I had wondered whether that was the case. You're right, it would seem to be peculiar in a lot of circumstances. Can you see Abraham Lincoln's Solicitor General standing up and arguing the cogency of the Fugitive Slave Act to the Supreme Court, with Roger Taney sitting up there on the bench? It would be very odd.
I believe that the Solicitor General was originally created to ward off any resistance to Presidential appropriated powers of the kind put forward by the Lincoln Administration during the war -- suspension of Habeus Corpus, spending money without Congressional approval, etc., and prevent legal challenges to Reconstruction before the US Supreme Court. Maybe I am being too cynical about that.
The only reason I even bring up former Solicitor General Paul Clement here is that I'd read some rumors elsewhere about his reasoning for leaving the post and it was solely in regards to 'DC v. Heller'. He'd been carrying the government's water for years in several cases across various US Circuit Courts under multiple US Attorney Generals and it appears that all that work looks like it might get boned in the ear by the forthcoming ruling out of SCOTUS. As the unofficial 'Tenth Justice', he and his staff certainly have their ear closer to the rail than anyone else outside of the Supreme Court on which way the wind blows for Heller.

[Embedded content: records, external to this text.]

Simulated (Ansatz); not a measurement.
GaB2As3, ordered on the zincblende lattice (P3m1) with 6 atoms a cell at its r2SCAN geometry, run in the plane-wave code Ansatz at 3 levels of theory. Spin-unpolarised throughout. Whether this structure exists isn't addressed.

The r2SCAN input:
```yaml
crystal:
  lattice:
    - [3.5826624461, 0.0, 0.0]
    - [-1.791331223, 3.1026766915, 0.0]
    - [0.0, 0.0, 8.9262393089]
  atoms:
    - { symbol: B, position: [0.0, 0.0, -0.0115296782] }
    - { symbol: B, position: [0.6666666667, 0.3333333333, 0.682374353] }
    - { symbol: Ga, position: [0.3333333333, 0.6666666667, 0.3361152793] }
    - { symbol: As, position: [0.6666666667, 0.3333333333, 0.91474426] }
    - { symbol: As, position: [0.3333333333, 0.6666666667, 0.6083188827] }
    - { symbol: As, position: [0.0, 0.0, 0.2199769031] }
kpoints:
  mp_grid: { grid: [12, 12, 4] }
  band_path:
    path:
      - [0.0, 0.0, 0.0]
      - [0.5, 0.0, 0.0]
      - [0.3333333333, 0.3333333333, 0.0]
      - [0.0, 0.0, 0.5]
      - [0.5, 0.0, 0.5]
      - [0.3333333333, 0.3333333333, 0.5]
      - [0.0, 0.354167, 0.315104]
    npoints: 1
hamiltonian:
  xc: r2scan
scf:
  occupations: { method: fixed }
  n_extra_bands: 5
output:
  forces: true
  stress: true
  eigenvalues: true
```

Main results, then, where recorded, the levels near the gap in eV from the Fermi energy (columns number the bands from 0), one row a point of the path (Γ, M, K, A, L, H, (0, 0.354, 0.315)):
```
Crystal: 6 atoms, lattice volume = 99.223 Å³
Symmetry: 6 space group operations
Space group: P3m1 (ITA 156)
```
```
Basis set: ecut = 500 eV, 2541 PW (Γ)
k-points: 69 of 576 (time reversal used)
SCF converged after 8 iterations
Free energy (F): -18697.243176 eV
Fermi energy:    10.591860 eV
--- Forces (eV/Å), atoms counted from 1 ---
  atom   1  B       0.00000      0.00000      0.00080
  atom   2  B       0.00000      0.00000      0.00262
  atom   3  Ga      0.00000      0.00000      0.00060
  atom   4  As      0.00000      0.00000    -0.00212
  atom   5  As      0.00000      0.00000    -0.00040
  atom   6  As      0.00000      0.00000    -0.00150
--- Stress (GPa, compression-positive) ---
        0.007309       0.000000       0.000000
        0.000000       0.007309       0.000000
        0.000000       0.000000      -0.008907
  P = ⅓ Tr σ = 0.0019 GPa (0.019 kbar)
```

Clement actually served as US Attorney General for a 24-hour period during the transition between the outgoing Gonzales and in the incoming Mukasey, and that's the best he'll ever get considering that even if McCain wins there would be a significant outcry from RKBA advocates if Clement were to be nominated to the Supreme Court or tapped for US Attorney General. Liberals hate him to pieces for arguing against supposed rights of Guantanamo detainees and for defending Donald Rumsfeld in Hamdi v. Rumsfeld and Rumsfeld v. Padilla.
It simply could be that all his labor got him was to be reviled as an un-Constititional creep and that his career in government was at an end. The US Supreme Court hasn't seen the last of him, though. He'll have a rewarding career arguing before them at various times, I'm sure.
He's now a professor at Georgetown University Law Center.